Re: [RFC] kref: pin objects with dangerously high reference count

2016-06-25 Thread Jann Horn
On Sun, Jun 26, 2016 at 2:03 AM, PaX Team  wrote:
> On 25 Jun 2016 at 3:13, Jann Horn wrote:
>
>> Since 2009 or so, PaX had reference count overflow mitigation code. My main
>> reasons for reinventing the wheel are:
>>
>>  - PaX adds arch-specific code, both in the atomic_t operations and in
>>exception handlers. I'd like to keep the code as
>>architecture-independent as possible, especially without adding
>>complexity to assembler code, to make it more maintainable and
>>auditable.
>
> complexity is a few simple lines of asm insns in what is already asm, hardly
> a big deal ;). in exchange you'd lose on code density, performance

Yes. It would probably be hard to get an interrupt instruction instead
of a (longer) call instruction without arch-specific code, and the cmp
operation probably can't be removed without putting the conditional
jump into assembly. I guess the main impact of this is higher
instruction cache pressure, leading to more cache faults? (Since
executing an extra cmp should afaik be really fast? But I don't know
much about optimization.)

Now I'm wondering how often atomic ops actually occur in the kernel...
in some grsec build I have here, I see 3687 "int 4" calls in a vmlinux
file that is 25MB big. In the optimal case of 8 additional bytes (3
for call instead of int, 5 for cmp) compared to PaX, that's about 30KB
more compared to assembly... hm, a ~0.1% increase in kernel size is
quite a lot. I guess one remaining question is how many overflow
checks have to happen in hot code paths.

(One of the hottest overflow checks in PaX is probably the one for
f_count in get_file_rcu() - in a multithreaded process, that's called
for every read() or write() -, and inlined copies of get_file()
probably account for a bunch of overflow checks. I believe that all of
these could be removed on 64bit because f_count is an atomic_long_t.
Why does PaX have overflow checks explicitly for atomic64_t? At least
for reference counters, I think that 64bit overflows shouldn't matter;
even the unrealistic worst-case (2^64)/(4GHz) is still over 100
years.)

I guess you might be right about inline asm being a better choice.

> and race windows.

Oh? I thought my code was race-free.

>>  - The refcounting hardening from PaX does not handle the "simple reference
>>count overflow" case when just the refcounting hardening code is used as
>>a standalone patch.
>
> i don't think that this is quite true as stated as handling this case depends
> on the exact sequencing of events. there're 3 cases in practice:
[...]
> 2. non-local use, safe sequence
>
>   inc_refcount -> object reference escapes to non-local memory
>
>   same as above, this case is not exploitable because the reference wouldn't
>   escape to non-local memory on overflow.
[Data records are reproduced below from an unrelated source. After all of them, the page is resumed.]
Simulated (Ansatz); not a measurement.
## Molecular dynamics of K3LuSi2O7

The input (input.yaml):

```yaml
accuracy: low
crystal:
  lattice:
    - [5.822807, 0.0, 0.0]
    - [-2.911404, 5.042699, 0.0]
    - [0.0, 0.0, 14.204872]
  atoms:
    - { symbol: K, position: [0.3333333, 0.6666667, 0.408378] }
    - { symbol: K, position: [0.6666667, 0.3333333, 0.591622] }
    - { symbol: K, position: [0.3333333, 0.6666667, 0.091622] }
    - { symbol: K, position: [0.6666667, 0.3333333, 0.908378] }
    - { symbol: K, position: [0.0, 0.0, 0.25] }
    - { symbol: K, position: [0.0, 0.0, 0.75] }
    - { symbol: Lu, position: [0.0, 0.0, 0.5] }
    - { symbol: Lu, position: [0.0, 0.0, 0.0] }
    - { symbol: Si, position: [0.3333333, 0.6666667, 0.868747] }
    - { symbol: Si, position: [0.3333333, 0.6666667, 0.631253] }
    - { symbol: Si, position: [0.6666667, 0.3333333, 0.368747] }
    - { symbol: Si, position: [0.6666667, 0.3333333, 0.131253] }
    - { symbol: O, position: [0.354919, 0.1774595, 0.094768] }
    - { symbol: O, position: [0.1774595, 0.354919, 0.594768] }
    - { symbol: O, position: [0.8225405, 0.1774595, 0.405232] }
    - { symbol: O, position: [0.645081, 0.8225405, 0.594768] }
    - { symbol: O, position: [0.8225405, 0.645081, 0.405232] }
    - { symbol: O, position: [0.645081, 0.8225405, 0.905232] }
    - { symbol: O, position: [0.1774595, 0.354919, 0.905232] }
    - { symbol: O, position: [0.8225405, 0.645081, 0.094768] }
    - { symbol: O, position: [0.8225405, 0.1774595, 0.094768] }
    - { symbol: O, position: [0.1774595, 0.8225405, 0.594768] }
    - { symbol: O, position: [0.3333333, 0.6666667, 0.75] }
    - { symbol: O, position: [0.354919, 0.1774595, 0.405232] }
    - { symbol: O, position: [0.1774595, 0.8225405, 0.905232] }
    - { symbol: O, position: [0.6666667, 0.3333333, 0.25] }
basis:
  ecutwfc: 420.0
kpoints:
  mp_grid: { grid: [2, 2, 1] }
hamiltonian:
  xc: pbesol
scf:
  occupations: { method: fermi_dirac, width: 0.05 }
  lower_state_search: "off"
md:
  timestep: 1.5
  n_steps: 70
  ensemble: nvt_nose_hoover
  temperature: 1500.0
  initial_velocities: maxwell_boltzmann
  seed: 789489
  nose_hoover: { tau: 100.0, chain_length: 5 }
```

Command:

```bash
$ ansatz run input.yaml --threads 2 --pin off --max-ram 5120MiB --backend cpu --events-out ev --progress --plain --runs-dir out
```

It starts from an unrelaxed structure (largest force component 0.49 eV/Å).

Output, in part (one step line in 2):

Ah, true. I somewhat dislike having to oops here, but I guess it's
safe; the only way to exploit oopses that I know of is to abuse them
for a very slow and ugly refcount overincrement, and with refcount
hardening, that shouldn't be an issue.

> 3. non-local use, unsafe sequence
>
>object reference escapes to non-local memory -> inc_refcount
>
>this case may already be a logic bug (the object could be freed between 
> these
>two actions if there's no other synchronization mechanism protecting them) 
> and
>a reference would escape even though the refcount itself wouldn't actually 
> be
>incremented. further decrements could then trigger the overdecrement case 
> and
>be exploitable as a use-after-free bug.
>
>the REFCOUNT feature in PaX wasn't designed to handle this case because 
> it's
>too rare to be worth the additional code and performance impact it'd 
> require
>to saturate the refcount in this case as well.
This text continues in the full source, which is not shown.